ISSN 2330-717X

India: Democratic Consolidation In Nagaland – Analysis


By Giriraj Bhattacharjee*

Nagaland Governor P.B. Acharya on March 6, 2018, stated that the Naga ‘political issue’ would be resolved within six months. He further asserted that if Nagaland and the Northeast were to progress, then the Naga issue should be brought to a conclusion and the welfare of the Nagas should be on the agenda.

On March 3, 2018, the Election Commission of India (ECI) declared the results of the Nagaland Assembly Elections held on February 27, 2018. The Naga People’s Front (NPF), leading constituent of the erstwhile ruling coalition, the Democratic Association of Nagaland (DAN), emerged as the leading party with 26 seats, followed by the newly formed National Democratic People’s Party (NDPP), with 18 seats; Bharatiya Janata Party (BJP), 12 seats; National People’s Party (NPP), two seats; Janata Dal-United (JD-U), one seat; and one seat to an independent candidate. The State Assembly has 60 seats. Former Chief Minister Neiphiu Rio of National Democratic Progressive Party was declared winner from the Northern Angami-II Assembly seat, uncontested.

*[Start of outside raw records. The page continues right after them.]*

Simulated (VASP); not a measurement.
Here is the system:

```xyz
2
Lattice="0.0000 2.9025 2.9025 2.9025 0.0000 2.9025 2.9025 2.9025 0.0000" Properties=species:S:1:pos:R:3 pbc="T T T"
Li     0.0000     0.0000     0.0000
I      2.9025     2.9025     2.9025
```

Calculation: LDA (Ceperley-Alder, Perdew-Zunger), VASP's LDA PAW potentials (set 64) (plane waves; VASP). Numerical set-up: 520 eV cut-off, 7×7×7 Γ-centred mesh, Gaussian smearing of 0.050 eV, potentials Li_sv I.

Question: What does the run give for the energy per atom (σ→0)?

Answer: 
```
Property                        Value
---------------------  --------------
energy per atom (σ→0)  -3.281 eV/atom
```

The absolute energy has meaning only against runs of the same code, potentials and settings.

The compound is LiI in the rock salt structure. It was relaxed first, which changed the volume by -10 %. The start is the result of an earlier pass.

Governor P.B. Acharya swore-in the Neiphiu Rio-led Progressive Democratic Alliance (PDA) Government on March 8, 2018, at Khuochiezie in Kohima District. The PDA alliance has the support of 32 Members of the Legislative Assembly (MLAs): National Democratic People’s Party (NDPP), 18 MLAs; Bharatiya Janata Party (BJP), 12 MLAs; Janata Dal-United (JD-U), one MLA and one independent MLA, Tongpang Ozukum. The State unit of the National People’s Party (NPP) withdrew its support to the coalition on March 7, 2018 [a day after it had supported the alliance], saying they were yet to obtain an endorsement from party President Conrad Sangma.

Crucially, the elections were peaceful. No incident of violence was reported during the entire period of electioneering, that is, between the date of notification of the elections (January 31, 2018) and election date (February 27, 2018).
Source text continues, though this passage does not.